When Will the Slow Drip Release of Hillary Clinton’s Emails End?

Politics News Hillary Clinton

Hillary Clinton, and by extension the entire left of the American public, are very, very lucky that Donald Trump is the Republican nominee for president. It’s not just because Clinton’s approval numbers are historically low for all presidential candidates in recent (or distant) memory not named Trump, and it’s not just because a traditional Republican president has the potential to be economically disastrous in the current climate. It’s because without Trump’s incessant provocations—you’ve heard them all by now, each one more outrageous than the last, and if you’re getting bored, just wait a couple hours—the steady trickle of negative news attached to Clinton would bury her, along with the rest of the Democratic party.

The latest release of state department emails (this time by Judicial Watch, and not Russian hackers) shows that Huma Abedin, a top Clinton aide, helped coordinate a private meeting between then-Secretary Clinton and Crown Prince Salman of Bahrain, whose scholarship foundation gave more than $32 million to the Clinton Global Initiative as of 2010. The question, of course, is whether it’s appropriate for a foreign leader to essentially buy time with a sitting Secretary of State, and the answer, for anyone not desperate to protect Clinton’s name, is a definitive “no.”

Josh Schwerin, a Clinton spokesman, said this to Politico:

“Once again this right-wing organization that has been going after the Clintons since the 1990s is distorting facts to make utterly false attacks…No matter how this group tries to mischaracterize these documents, the fact remains that Hillary Clinton never took action as Secretary of State because of donations to the Clinton Foundation.”

Despite this denial-ish verbiage—do we really believe she would have met with some dude from Bahrain who hadn’t given her $32 million?—Clinton has said that she won’t accept foreign donations to the Foundation if elected president. Which begs the question of why she ever thought it was remotely a good idea as Secretary of State.

Nor were these the only meetings Clinton held with top donors; the New York Post helpfully lists far more.

Trump is making hay with the news, as you’d expect, calling the Clinton Foundation “the most corrupt enterprise in political history” and calling for a complete shutdown.

The irony here is that Trump has made a blathering fool of himself so often, with such predictability, that even though he’s probably right on this issue, his demand carries no weight. He’s the boy who cried wolf, writ large. But imagine if someone less offensive on the surface, like Jeb Bush or John Kasich, made the same demand—it would look pretty bad. Arguably, Clinton would be in serious trouble in that kind of race.

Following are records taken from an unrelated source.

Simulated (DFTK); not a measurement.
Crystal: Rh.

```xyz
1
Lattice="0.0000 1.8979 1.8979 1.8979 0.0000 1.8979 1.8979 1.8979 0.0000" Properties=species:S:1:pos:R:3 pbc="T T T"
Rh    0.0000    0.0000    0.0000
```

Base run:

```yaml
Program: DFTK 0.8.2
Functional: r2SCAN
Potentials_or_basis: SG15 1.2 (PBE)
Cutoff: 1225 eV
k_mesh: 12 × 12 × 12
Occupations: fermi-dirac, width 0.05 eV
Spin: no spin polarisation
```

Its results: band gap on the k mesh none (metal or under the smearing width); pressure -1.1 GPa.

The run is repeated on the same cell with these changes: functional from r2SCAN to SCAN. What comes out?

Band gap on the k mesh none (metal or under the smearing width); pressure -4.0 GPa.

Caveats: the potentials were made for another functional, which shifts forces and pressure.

Even against Trump, it all looks pretty bad. There’s no answer to the question of when Clinton’s email leaks will stop, or how bad the eventual revelations will become. Perhaps the Russian hackers have a final trick up their sleeves ready for the immediate run-up to the election, or maybe we’ve seen the worst. But this headline from the Washington Post doesn’t bode well: “”FBI Uncovers 14,900 More Documents in Clinton Email Probe. Nor does the fact that the Clinton team keeps stalling on the release of the rest, attempting to delay until October even as a U.S. District Judge declined the request. The entire process has been about as transparent as a mud puddle.

Even after she was cleared by the FBI of wrongdoing, it still appears that the worse news is yet to come. This whole saga simultaneously feels like it’s roughly 1,000 years old, and just getting started.